Spielberg’s not the only filmmaker to ponder how people of faith might react to the revelation of otherworldly life: In the 1997 Robert Zemeckis film Contact, a fundamentalist suicide bomber with a hatred of scientists destroys Earth’s plans to communicate with a cosmic messenger.

But religious leaders here in reality tend to sound much more chill about aliens. The Vatican has acknowledged the possibility of life elsewhere in the universe and affirmed its consistency with Catholic theology. Jewish rabbis have contemplated ETs and reached the same conclusion, as have Muslim scholars who see textual evidence that life could exist out in the vastness of space. Buddhists believe that their sacred traditions anticipate that life on earth is part of a much grander cosmic community.

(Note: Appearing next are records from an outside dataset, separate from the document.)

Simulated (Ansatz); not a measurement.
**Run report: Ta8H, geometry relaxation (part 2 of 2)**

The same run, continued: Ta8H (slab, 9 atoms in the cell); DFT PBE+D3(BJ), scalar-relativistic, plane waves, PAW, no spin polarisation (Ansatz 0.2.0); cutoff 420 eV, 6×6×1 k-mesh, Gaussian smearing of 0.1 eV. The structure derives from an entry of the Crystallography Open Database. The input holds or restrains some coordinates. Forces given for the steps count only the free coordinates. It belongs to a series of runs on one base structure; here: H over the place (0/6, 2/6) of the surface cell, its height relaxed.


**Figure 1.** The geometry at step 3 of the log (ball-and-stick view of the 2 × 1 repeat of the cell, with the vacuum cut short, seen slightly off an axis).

On the other hand, those are theologians, trained scholars. What would ordinary believers do if we found incontrovertible proof that we’re not alone? I posed the big question to Ted Peters, a distinguished research professor of systematic theology and ethics at the Graduate Theological Union in Berkeley and one of the leading scholars on religious attitudes toward the possibility of extraterrestrial life. 

“Will religions collapse if they have to share the universe with other intelligent creatures?” Peters told me. “My answer is pretty categorically no. Because if you ask religious people, that’s what they’re going to tell you.”

Peters conducted a landmark survey on the question in 2008. He asked more than 1,300 people of varying religions about how they would respond to the disclosure that extraterrestrial intelligent beings exist. When asked whether they would experience a crisis of faith, more than 80 percent across different faiths — Catholics, both mainline and evangelical Protestants, Jews, Muslims, Buddhists, even the non-religious — said they would not.

No matter their belief system, there was a consistent message. “The Word of God was written for us on Earth to reveal the creator,” said one evangelical Christian. “Why should we repudiate the idea that God may have created other civilizations to bring him glory the same way?”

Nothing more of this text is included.